Layer 4: Holding Period Multiple target horizons: 1h, 2h, 4h, 8h, 24h.
Layer 5: Regime Filter Apply regime filters: bull-only, bear-only, high-vol-only, no filter.
The math: 50 indicators × 50 secondary indicators × 3 thresholds × 3 thresholds × 2 directions × 5 horizons × 4 regime filters = 45 million combinations.
We don't test all 45 million—smart filtering reduces this dramatically—but we still test millions.
Computational Considerations
Testing millions of combinations requires efficiency:
Vectorized Backtesting No for-loops over candles. Everything operates on numpy arrays and pandas dataframes. A single edge backtest should take milliseconds, not seconds.
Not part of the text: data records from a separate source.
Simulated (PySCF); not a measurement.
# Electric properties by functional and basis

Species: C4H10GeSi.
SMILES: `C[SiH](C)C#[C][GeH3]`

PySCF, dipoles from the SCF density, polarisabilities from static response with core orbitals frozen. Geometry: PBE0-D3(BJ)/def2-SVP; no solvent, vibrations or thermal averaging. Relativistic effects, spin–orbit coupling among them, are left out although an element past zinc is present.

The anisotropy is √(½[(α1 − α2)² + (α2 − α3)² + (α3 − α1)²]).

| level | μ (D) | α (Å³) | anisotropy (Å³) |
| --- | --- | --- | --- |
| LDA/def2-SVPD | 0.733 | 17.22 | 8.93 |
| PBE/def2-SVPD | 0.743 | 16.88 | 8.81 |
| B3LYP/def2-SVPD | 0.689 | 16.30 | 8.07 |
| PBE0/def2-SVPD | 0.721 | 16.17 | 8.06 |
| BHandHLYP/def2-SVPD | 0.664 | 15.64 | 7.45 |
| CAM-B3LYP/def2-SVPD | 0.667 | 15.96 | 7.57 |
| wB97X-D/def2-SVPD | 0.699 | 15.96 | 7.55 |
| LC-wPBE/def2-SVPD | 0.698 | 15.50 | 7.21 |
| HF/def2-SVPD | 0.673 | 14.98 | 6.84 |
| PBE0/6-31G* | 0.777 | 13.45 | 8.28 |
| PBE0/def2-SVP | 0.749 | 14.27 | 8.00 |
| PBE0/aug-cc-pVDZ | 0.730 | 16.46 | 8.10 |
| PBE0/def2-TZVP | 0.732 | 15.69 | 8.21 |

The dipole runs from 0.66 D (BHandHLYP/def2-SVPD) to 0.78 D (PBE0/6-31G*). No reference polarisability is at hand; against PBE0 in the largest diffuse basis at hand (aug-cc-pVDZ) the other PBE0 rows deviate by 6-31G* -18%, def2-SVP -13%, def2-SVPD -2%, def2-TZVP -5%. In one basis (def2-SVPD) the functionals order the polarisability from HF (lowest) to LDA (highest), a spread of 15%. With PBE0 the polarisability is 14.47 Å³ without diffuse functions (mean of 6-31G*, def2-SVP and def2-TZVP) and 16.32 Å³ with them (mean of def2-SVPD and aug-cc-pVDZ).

Parallel Processing Multiple CPU cores testing different combination subsets simultaneously. We use Python multiprocessing to parallelize across cores.
Precomputed Data All z-scores, regime labels, and target returns computed once upfront. Discovery queries precomputed arrays rather than recalculating per test.
Result Storage Results go into a database, not files. PostgreSQL with proper indexes allows quick queries: "Show me all LONG edges with >70% win rate and >500 samples in bull regime."
Incremental Discovery Track what's been tested. When new data arrives, only test combinations on new data, then merge with existing results.
With good infrastructure, testing 1 million combinations takes hours, not days.
The Multiple Comparison Problem
Here's the danger: when you test millions of combinations, you WILL find some with amazing backtest results purely by chance.
This is the multiple comparison problem. If you flip a coin 1,000 times and look for any 20-flip stretch, you'll find runs that look like a biased coin. They're not—they're random noise.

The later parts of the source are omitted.